Mould in bread inspired this post. We opened a bag with two slices of bread left in it this morning and saw that the two slices of bread were mouldy. Since we’re not in the penicillin manufacturing business, we promptly discarded them as mouldy thoughts ran through my mind.
The word “mould” is also used to mean “shape” or “form” some material in a certain way in order to obtain a desired result. It is also used in the sense of shaping a desired future or outcome. With the mycelium spreading rapidly through my consciousness, two characteristics of mould came to me.
The first was that a mould tends to produce something rigid in form. We are familiar with plastic injection moulds, moulds for metals and other sorts of moulds that are used to produce parts, components, or even whole pieces of furniture like plastic chairs. The nature of the finished product is usually uniform and consistent, made only of one type of element or compound. If such a product is produced on a massive scale, it then becomes monolithic in nature, like igneous rock pillars or giant crystals.

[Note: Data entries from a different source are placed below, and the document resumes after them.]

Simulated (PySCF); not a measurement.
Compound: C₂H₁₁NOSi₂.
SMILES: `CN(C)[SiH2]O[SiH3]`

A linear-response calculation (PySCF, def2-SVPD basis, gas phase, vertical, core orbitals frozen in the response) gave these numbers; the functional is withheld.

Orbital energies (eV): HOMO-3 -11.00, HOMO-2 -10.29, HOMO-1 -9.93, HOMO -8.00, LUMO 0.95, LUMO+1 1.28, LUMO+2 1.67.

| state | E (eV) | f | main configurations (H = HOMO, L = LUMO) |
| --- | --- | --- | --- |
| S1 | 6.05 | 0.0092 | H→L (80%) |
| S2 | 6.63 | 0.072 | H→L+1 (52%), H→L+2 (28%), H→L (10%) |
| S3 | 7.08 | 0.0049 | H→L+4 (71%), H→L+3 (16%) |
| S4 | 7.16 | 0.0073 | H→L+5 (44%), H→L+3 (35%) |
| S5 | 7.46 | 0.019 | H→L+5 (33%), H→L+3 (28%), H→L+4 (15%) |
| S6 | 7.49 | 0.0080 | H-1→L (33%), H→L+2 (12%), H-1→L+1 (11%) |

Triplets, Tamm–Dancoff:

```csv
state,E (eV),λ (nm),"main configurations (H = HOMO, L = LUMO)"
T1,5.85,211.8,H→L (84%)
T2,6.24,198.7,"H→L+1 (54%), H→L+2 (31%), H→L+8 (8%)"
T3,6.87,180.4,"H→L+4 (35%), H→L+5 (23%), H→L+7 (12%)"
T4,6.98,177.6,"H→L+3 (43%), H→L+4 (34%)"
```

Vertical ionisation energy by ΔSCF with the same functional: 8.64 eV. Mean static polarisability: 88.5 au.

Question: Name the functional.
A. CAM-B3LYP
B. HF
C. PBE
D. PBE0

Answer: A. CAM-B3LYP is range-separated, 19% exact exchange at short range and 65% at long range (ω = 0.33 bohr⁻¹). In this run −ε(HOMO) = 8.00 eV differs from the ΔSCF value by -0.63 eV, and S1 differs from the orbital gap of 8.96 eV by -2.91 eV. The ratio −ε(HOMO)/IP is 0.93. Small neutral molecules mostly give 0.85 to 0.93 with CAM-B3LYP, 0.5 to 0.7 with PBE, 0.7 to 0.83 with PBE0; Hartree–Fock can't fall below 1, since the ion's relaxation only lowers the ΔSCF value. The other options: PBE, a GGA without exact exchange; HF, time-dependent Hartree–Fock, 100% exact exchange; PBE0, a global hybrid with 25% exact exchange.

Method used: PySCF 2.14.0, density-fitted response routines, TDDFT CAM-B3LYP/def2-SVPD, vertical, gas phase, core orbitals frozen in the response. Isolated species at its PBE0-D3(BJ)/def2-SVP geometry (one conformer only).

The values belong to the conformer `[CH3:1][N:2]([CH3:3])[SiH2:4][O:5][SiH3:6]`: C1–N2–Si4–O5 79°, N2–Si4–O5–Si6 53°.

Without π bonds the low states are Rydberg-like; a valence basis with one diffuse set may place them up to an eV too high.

Secondly, mould takes hold on stuff that is left in one place for an extended period of time. Whether it is bread or other foods, organic or inorganic matter, mould starts to grow when things are left out and unprotected for long. Of course, mould prefers organic substrates, but we have also seen mould growing on plastics and even concrete and metals. Leather becomes mouldy if left unprotected in one place for a while, too! The phrase “A rolling stone gathers no moss” comes to mind as well.
It seems to me that we ought to change our words and change our world. Stop using “mould” when describing positive, future-oriented outcomes for yourself. Don’t mould your children, and don’t mould character. In its stead, use the word “grow”. It’s much more organic, much more alive, and mould doesn’t quite grow on stuff that’s organic, alive and that is kept moving constantly. Otherwise your moulded masterpiece might grow mouldy rather quickly. I think you want better than that.